Getting the right steel together shouldn't be difficult since modern steel production is in the megaton range.
@Green assuming we're talking about a modern contract forge (i.e. the kind of shop that would take a contract to forge a bunch of say...engine crankshafts), would they be able to do better with their mass-production machinery?
We are probably looking at several different producers. One manufacturer is going to be well suited for cutting the blanks for the swords from stock. Grinding down and polishing the blade to final geometry would be someone else. Perhaps the second stage also handles all the pomels and cross-bars. Still another manufactuer assembles all the blades into a final product.
@Green yeah, from a production-line standpoint that could make some sense
@Shalvenay I think so. With an order size of 20K, it's worth the speed increases and tooling setup to bring in CNC grinding/milling. If you can cut a blank with a CNC plasmas cutter/water jet in <1 minute then give it to a CNC grinder to rough out the final geometry in 20 minutes, you'd probably spend more time moving the metal around on the shop floor. C
Heat treatment can be done in batches of hundreds or thousands.
@Green yeah, CNC machinery and/or modern industrial forging (because there are good metallurgical reasons for forging to still be a thing, and modern industry forges far larger parts on the regular -- the crankshaft of an EMD 12V710 diesel engine is a single forging AFAIK)
03:55
@Shalvenay Agreed. The big problems as I see it would be: quality control on the various parts, sequencing of manufactuering, delays to final assembly.
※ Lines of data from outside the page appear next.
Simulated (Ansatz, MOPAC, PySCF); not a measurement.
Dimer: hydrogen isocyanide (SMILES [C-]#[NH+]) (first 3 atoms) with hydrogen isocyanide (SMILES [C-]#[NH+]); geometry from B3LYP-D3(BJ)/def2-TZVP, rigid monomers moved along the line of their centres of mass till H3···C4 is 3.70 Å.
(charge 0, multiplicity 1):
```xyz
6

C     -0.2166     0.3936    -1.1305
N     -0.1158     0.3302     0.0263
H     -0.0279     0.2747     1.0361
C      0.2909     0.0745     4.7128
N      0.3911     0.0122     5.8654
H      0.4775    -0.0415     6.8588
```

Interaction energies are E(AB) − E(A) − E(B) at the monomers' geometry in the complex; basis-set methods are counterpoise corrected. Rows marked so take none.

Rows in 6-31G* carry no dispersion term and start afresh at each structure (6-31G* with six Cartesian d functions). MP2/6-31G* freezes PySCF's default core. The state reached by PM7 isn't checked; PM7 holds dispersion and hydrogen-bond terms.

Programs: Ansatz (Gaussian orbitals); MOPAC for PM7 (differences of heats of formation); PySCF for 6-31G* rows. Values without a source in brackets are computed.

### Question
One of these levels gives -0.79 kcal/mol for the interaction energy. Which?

Building the pipeline through the various manufacturers would take some time to setup (months?) but once that "machine" is set up, swords delivery could be churned out quite quickly.
There's a bunch of specifics I can't get you here. Lead-times, which alloy to use for which part, manufacturing process, limits of forge/stamped blades, heat treating....I know that these are question but no idea how to answer them.
@Green yeah, I'm more curious as to the selection of alloy + heat-treatment processes myself since those would be the big quality determiners more than the machining/sharpening
just not sure how to frame a mainsite question to point to those as the main questions vs. the process stuff you mentioned
@Shalvenay If there's a metalurgy stack exchange, I'd ask around over there to see which are the commonly recommended stell alloys for modern sword making. (Given all the pretension for sword making, I'd be more surprised if that question hadn't been asked three or four different ways.) Pretty sure it's not common mild-steel.
@Green yeah, my lean (given that we aren't going all out on materials) would either to be a standard high carbon steel (10xx) or "ordnance steel" (4150? although 4130 and 4140 could be serviceable in this application as well)
@Shalvenay Sounds like you've done some research already.
@Green yeah, I'm familiar with things on background but not super into it either. the other big one is heat-treatment, but that interplays strongly with alloy selection. (my personal thoughts would be to use something that works well with a salt bath austempering process because that'll get you the best toughness for a given HRC but there may be other metallurgy tricks that might be better for swordsmithing, I dunno)
04:07
@Shalvenay If the quartermaster has time, he would be well served to find a current domain expert on how to make great swords. If the Elves are most comfortable with Western-style swords, find an expert in Europe. Look to Japan for Eastern-style swords. That expert would be able to give you trade-offs for various alloys, costs and manufactuering requirements.
Each elf warrior is ging to know what a good sword feels like in their hand but not a dang thing about how to actually make one.
Humans over the last 5 millenia have been wildly inventive with sword geometries. Historians have spent man-millenia going over the fine details about which swords worked best in which environment.
@Green yeah, the thing I find is that a lot of the folks who are focused on swordmaking as a craft are focused on keeping it squarely within the parameters of craft blacksmithing
Another thing to consider is that swords the elves are used to aren't actually the swords they need for the current conflict.
(this strikes mostly in heat treating -- very few folks even attempt austempering in the craft-forge environment despite the process being well-documented and the materials needed relatively readily available nowadays)
@Shalvenay True, but there's going to be that one guy who has forging in his veins. He will have a really good handle on craft blacksmith but also on modern mass-production. Bridging the gap would be relatively easy for that guy.
@Green yeah, there are a few tinkers out there on knife forums who have tried austempering-type processes to seemingly very good end
 
14 hours later…
17:56
 
2 hours later…
19:42
Today's question: Given the capability to simulate star system formation, what's a scenario you'd like to see?